The following post comes to us from Michael J. Segal, partner in the Executive Compensation and Benefits Department of Wachtell, Lipton, Rosen & Katz, and is based on the introduction to a Wachtell Lipton memorandum by Mr. Segal, David C. Karp, Jeannemarie O’Brien, Adam J. Shapiro, Jeremy L. Goldstein, and David E. Kahan; the complete memorandum is available here.
The past year in executive compensation has been marked by two continuing trends: (1) a continuing refinement of conceptions of so-called “best practices” advocated by certain shareholders and responses to those refinements by compensation committees, most notably in the context of the nonbinding, advisory “say-on-pay” vote required by the Dodd-Frank Act (“Dodd-Frank”) and (2) an increased desire by corporations to engage with shareholders to convince them of the appropriateness of their responses and the corporation’s compensation arrangements generally. Against this backdrop, the key challenge for compensation committee members has been to continue to approve compensation programs that directors believe are right for their corporations while maintaining a sufficient understanding of these emerging shareholder views and communicating the appropriateness of their arrangements to avoid attacks that could undermine directors’ abilities to act in their company’s best interest.

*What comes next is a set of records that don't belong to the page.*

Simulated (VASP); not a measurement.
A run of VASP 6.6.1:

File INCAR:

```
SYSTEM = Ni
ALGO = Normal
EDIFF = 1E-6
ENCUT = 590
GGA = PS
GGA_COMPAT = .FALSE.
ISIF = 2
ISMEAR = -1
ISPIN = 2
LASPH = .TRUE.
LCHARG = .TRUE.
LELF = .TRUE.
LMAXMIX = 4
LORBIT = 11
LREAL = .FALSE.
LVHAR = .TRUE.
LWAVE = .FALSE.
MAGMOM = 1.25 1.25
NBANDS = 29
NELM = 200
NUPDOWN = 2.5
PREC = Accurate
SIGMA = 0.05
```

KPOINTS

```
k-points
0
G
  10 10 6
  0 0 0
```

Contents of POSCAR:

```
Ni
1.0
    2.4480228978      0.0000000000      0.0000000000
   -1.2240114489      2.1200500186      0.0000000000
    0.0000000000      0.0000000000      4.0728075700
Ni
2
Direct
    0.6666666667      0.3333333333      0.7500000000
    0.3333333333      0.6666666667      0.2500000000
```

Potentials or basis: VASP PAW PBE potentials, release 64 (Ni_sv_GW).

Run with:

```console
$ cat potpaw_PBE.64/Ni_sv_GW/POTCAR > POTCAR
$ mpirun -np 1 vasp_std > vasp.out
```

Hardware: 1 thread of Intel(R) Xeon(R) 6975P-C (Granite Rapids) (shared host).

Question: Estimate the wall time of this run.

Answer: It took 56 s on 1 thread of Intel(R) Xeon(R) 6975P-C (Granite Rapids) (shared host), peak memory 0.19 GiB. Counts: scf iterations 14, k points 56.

Compensation committees should design compensation programs with great care, focusing first and foremost on the incentives that the programs promote. Directors should also bear in mind the heightened sensitivity to pay packages that could be deemed “excessive.” This is particularly true in today’s environment, which has witnessed a marked increase in litigation on executive compensation matters, a trend we expect will continue at least in the short run. All this said, a compensation committee that follows normal procedures and considers the advice of legal counsel and an independent consultant should not fear being second-guessed by the courts, which continue to respect compensation decisions so long as the directors act on an informed basis, in good faith and not in their personal self-interest. In the final analysis, the ability to recruit and retain highly qualified executives is essential to the long-term success of a company.
Given the ongoing shift in the corporate governance landscape, there is a continuing focus by directors on the proper role of a compensation committee. This Guide describes the duties of compensation committee members and provides information to enable them to function most effectively. This Guide begins with a discussion of the responsibilities of the compensation committee and the fiduciary duties of its members. It then outlines different means of compensating executives and the tax and other rules that apply to compensation arrangements. A discussion of change-in-control arrangements follows the discussion of types of compensation. The next section of this Guide focuses on shareholder proposals, relations and litigation, including a discussion of say-on-pay votes and the ongoing influence of proxy advisory firms. This Guide next examines regulation of compensation at financial institutions. The discussion then shifts to compensation committee composition, compensation committee meetings and compensation committee charters. Finally, this Guide addresses compensation of directors.
This edition of the Guide has been updated to reflect the current environment. Significant updates include:
- an updated discussion of the say-on-pay voting process, including a review of the first three years of actual votes and the increasing role of shareholder engagement; and
- an updated section on significant shareholder litigation in the area of executive compensation.